In an eye-opening study that bridges America’s complicated history with its present-day power structures, researchers have uncovered a startling connection between slaveholder ancestry and the current wealth of U.S. Congress members. This revelation not only sheds light on the long-reaching ties of slavery’s economic impact but also raises profound questions about the persistence of privilege and the nature of generational wealth in America.
The study, published in PLOS ONE, examined all 535 members of the 117th Congress, comparing the net worth of those with slaveholding ancestors to those without. The results are eye-opening: legislators whose ancestors owned 16 or more slaves have an average net worth nearly $4 million higher than their colleagues without slaveholding ancestors, even after accounting for factors like age, race, and education.
This finding comes at a time when discussions about racial equity, reparations, and the long-term consequences of slavery are at the forefront of national discourse. It provides concrete evidence that the economic advantages gained through slavery continue to reverberate through American society more than 150 years after emancipation.

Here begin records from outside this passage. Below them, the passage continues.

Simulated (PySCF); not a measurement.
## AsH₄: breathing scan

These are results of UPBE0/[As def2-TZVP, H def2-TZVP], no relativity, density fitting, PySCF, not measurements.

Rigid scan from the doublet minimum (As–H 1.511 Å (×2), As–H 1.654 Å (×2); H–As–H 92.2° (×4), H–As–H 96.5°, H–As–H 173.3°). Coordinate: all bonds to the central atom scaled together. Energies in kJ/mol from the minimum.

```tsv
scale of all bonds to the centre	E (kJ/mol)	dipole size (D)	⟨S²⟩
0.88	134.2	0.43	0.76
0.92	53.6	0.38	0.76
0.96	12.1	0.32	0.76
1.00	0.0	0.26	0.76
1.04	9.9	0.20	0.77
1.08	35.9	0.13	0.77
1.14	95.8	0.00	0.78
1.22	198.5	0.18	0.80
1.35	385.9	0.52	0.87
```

The researchers, Neil K. R. Sehgal and Ashwini R. Sehgal, embarked on this study to explore a question that has long puzzled historians and economists: how much does America’s slave-owning past influence today’s social and economic landscape? While previous studies have examined this question at county or state levels, this is the first to draw a direct line from individual slaveholders to their descendants’ current wealth.
To conduct their analysis, the researchers leveraged a unique dataset. They combined financial disclosures required of all Congress members with a meticulous genealogical investigation by Reuters that identified which legislators had slaveholding ancestors and how many individuals those ancestors enslaved.